I have a task to store large amount of gps data and some extra info in database and to access it for reporting and some other non frequent tasks.
When I recieve a message from gps device it can have variable number of fields. For example
Message 1: DeviceId Lat Lon Speed Course DIO1 ADC1
Message 2: DeviceId Lat Course DIO2 IsAlarmOn
Message 3: DeviceId Lat Lon Height Course DIO2 IsAlarmOn etc. up to 20-30 fields
There is no way to unify number of fields – diffirent device vendors, diffirent protocols etc.
And another headache is size of database and necessity to support as much db vendors as possible(NHibernate is used).

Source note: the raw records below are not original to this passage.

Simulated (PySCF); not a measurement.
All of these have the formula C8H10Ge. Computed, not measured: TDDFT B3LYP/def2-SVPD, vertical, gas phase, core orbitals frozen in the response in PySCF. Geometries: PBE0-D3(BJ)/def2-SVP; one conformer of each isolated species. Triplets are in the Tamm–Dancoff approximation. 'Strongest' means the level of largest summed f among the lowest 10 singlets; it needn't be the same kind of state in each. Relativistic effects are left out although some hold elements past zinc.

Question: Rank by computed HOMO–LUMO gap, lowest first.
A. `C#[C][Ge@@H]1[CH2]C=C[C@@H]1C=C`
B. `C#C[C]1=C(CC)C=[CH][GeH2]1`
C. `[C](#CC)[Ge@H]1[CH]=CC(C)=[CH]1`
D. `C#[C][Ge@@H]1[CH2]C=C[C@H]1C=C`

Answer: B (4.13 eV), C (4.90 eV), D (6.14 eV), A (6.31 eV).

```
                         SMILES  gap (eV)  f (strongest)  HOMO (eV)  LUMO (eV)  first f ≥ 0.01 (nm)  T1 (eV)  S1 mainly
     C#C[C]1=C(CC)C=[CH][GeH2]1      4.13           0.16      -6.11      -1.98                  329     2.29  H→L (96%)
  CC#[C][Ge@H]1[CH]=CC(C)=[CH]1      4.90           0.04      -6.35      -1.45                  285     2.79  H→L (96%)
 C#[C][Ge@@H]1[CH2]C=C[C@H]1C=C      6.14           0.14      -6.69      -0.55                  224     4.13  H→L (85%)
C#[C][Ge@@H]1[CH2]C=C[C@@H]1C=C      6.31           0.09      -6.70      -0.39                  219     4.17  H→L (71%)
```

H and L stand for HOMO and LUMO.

So i came to idea to store messages that way:
Table1 – Tracks
PK – TrackId
TrackStartTime
TrackEndTime
FirstMessageIndex(stores MessageId)
LastMessageIndex(stores MessageId)
DeviceId(not an FK)
Table2 – Messages
PK – MessageId
TimeStamp
FirstDataIndex(stores DataId)
LastDataIndex(stores DataId)
Table3 – MessageData
PK – DataId
double Data
short DataType
All indexes are assignet with hilo. Tuned my queryes so Nhibernate can handle incerting 3000+k messages veeeeeery quickly(baching also used).
Im happy with perfomance atm. But i dunno how it will work at 50+gb or 100+ gb size.
Will be very grateful for any tips and hints about my issue and storage design overall=)
Thanks, Alexey
PS.Sorry for my english=)
In a nutshell, your application, specifically the heterogeneous structure of the messages received from the GPS devices, pushes your design towards a EAV datastore structure (whereby the Entity is the Message , the Attribute is the “MessageData.DataType” and the Value is systematically a double.)
The Three tables design you outline in the question, however seem to depart a bit from a traditional EAV implementation, in a sense that there is an implicit sequence to the way MessageData is stored whereby all the data points for a given message are sequentially numbered (DataId), and the link from a message to its datapoints will be driven by DataId within a range.
That is a bad idea!
Many problems with that, a notable one being that this introduces a unnecessary bottleneck for the insertion of messages, Can’t start inserting a second message until all datapoints for the previous message.
Another issue is that it makes the relation between message and datapoint difficult to index (underlying DBMS will not be efficient at it).
==> Suggestion: Make the MessageId a foreign key in MessageData table. (and possibly drop the DataId PK in MessageData table altogether, just to save the space, at the expense of having to use a composite key to refer to a particular record in this table, for example for maintenance purposes)
Another suggestion is to store the most common attributes (datapoints) at the level of the Message table. For example, Lat and Long, but maybe also Course or Some alarms etc. The reason for having this info right with the message is to optimize queries to the data (limiting the number of self joins necessary with MessageData table.
Since both the Messages and the MessageData tables may not contain part of the message, you may also want to rename the latter MessageDetail table, or some such name.
Finally, it may be a good idea to allow for data values other than these of the double type. I anticipate some of the alerts are merely boolean, etc. Aside from allowing you accept different kinds of datapoints (say short error message strings…) this may also give you the opportunity to split the datapoints over multiple “detail” tables: one for doubles, one for booleans, one for strings etc. This way of doing complicates the schema in a sense that you then need to build some of these details into the way the queries are produced, but it can provide some potential for performance / scaling gains.